DANNY YANG

about me · blog · projects · hire me

The Right Way To Pipe

28 Dec 2023 - 1394 words - 6 minute read - RSS

Are you bored over the holidays and itching to bikeshed over programming language syntax? Well, today’s your lucky day!

In this post, I discuss a few ways that different languages pipe data between a sequence of functions, and finally discuss the one I think is the best. I’m only going to cover the left-to-right style of chaining functions because that’s the most widespread and also because I don’t like reading right-to-left.

The Problem #

First, let’s start off with the problem that we’re trying to solve. Deeply nested parentheses are bad.

a(b(c(d)))

Having to name a bunch of use-once variables for each step of a sequence of operations is bad (cough cough Erlang).

let x = c(d);
let y = b(x);
let z = a(y);

Method Chaining #

The most common way we avoid this a lot of mainstream and object-oriented languages is method chaining, something like this:

let numbers = [1, 2, 3, 4, 5];

let result = numbers
    .map(x => x * 2)
    .filter(x => x > 5);

In languages with anonymous functions this pattern is usually adequate when working with built-in collections, but it’s inflexible and has limited utility outside of that unless you structure your code a specific way.

One improvement on the basic pattern is allowing extension methods via partial classes or traits, like in C#, Swift, and Rust. By allowing the user to extend existing classes/structs with methods, method chaining can be used in more places.

Pipe First, Pipe Last #

Some languages have a pipe operator, which is a piece of syntax that allows you to pass the return value of one function as a parameter for another.

This allows programmers to model data flow between functions intuitively, and is probably influenced or inspired by UNIX pipes.

The pipe operator is pretty prevalent in functional languages, especially those in the ML family, but it’s also found in R and has been proposed for languages like C#.

Examples include:

Edit: Another list that’s slightly more comprehensive but by no means exhaustive can be found here

let double x = x * 2
let square x = x * x
let increment x = x + 1

let result =
  5
  |> double
  |> square
  |> increment

Compared to method chaining, this is obviously more flexible since you can use it with any function, not just specific methods.
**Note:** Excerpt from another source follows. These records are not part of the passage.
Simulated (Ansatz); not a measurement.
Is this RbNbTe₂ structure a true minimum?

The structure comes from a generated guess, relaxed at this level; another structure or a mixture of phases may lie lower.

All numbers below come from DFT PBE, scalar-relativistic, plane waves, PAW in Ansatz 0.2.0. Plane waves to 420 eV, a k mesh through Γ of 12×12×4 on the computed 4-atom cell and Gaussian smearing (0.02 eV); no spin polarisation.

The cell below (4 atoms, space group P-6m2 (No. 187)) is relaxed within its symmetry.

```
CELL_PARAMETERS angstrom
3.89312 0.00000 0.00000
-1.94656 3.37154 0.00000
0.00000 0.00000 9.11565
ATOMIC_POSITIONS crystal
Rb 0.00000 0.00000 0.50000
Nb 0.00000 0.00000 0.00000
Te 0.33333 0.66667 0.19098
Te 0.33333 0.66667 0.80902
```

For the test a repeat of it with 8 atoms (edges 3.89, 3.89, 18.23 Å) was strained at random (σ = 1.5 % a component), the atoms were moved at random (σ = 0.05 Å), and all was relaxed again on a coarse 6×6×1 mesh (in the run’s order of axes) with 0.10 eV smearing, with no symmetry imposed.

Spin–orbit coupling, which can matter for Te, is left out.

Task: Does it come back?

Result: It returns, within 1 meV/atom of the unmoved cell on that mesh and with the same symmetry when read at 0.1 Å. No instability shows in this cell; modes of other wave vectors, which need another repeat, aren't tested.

When chaining functions with multiple parameters, we now need to decide which parameter the piped value goes into. In R, Elixir, and ReScript, it’s the first one (pipe-first), for everything else in the list above, it’s the last one (pipe-last).

The whole debate over pipe-first versus pipe-last is a huge can of worms that I won’t dive into here, but briefly: pipe-first makes it easier to do IDE integrations, good error messages, and type inference, while pipe-last is better for function composition in languages that embrace a more purely functional programming style. This excellent blog post goes into more detail on the topic.

Both of these can work, but they still require you to write your functions a certain way to take advantage of them. This can be limiting, especially in languages that don’t support both forms of piping, and it’s not immediately intuitive whether/how piping interacts with named or labeled parameters.

Uniform Function Call Syntax #

There’s also this thing called Uniform Function Call Syntax, which allows any function to be called as if it were a method for its first parameter. It exists in D and Nim and has been proposed for C++.

So the following two ways of invoking f would be equivalent, even if f is not a method:

f(a, b, c)
a.f(b, c)

I consider this to be a worse version of pipe-first, since it does the same thing but the lack of a unique operator makes the . syntax ambiguous.

Pipe Anywhere #

Ultimately I think the debate of pipe-first vs pipe-last is a false dichotomy. Those are not the only two ways to do piping.

There are a few examples of existing languages that allow users to pipe into any parameter, and I think this is the best way to implement piping since it provides the best balance of clarity and flexibility.

The first example is Hack, an offshoot of PHP which requires the programmer to specify the location of the piped argument with $$.

$x = vec[2,1,3]
  |> Vec\map($$, $a ==> $a * $a)
  |> Vec\sort($$);

Leaving aside your thoughts on the aesthetics of $ for a moment, we can see how this solves the flexibility problem by making everything explicit. Functions and methods have separate syntax, and any function can be piped into any other function regardless of how they were written.

If Hack had named parameters (it sadly does not), the $$ would make dealing with them pretty intuitive, like foo(bar=$$).

Before the introduction of R’s natively supported pipes, programmers had been using a custom pipe operator %>% defined in the magrittr package and automatically imported when you load the popular Tidyverse packages.

The following are equivalent:

x %>% f(y)
f(x, y)

This operator acts like pipe-first by default, but if you want to pipe the argument into another positional or labeled argument you can use a .. The following pair of function calls is equivalent:

y %>% f(x, .)
f(x, y)

R has labeled arguments, and this way of piping works nicely:

z %>% f(x, y, arg = .)
f(x, y, arg = z)

I have a slight preference for always requiring an explicit marker like Hack does, because default/implicit behavior can cause confusion (or because I have Stockholm syndrome from writing so much Hack during the last few years).

As for possible downsides of this approach I’m not sure how it would work with currying/partial application, but I think I’d rather have no currying + good pipes than currying + bad/confusing pipes.

I don’t have any data to back this up, but my hunch is that in the majority of real world codebases piping is going to be a lot more prevalent/useful than partial application (and thus the ergonomic impacts are greater), especially given the performance downsides of the latter. But if someone has data on this I’m happy to be proven wrong.

Further Reading #

Suggested u/Tubthumber8 on Reddit: there’s a proposal for adding Hack-style pipes to JavaScript that’s currently making its way through TC39, after several previous proposals for F#-style pipes were rejected. There’s a lot of very heated discussion on the pros and cons of each type of pipe, though after reading the discussions I remain squarely in the Hack-pipe camp.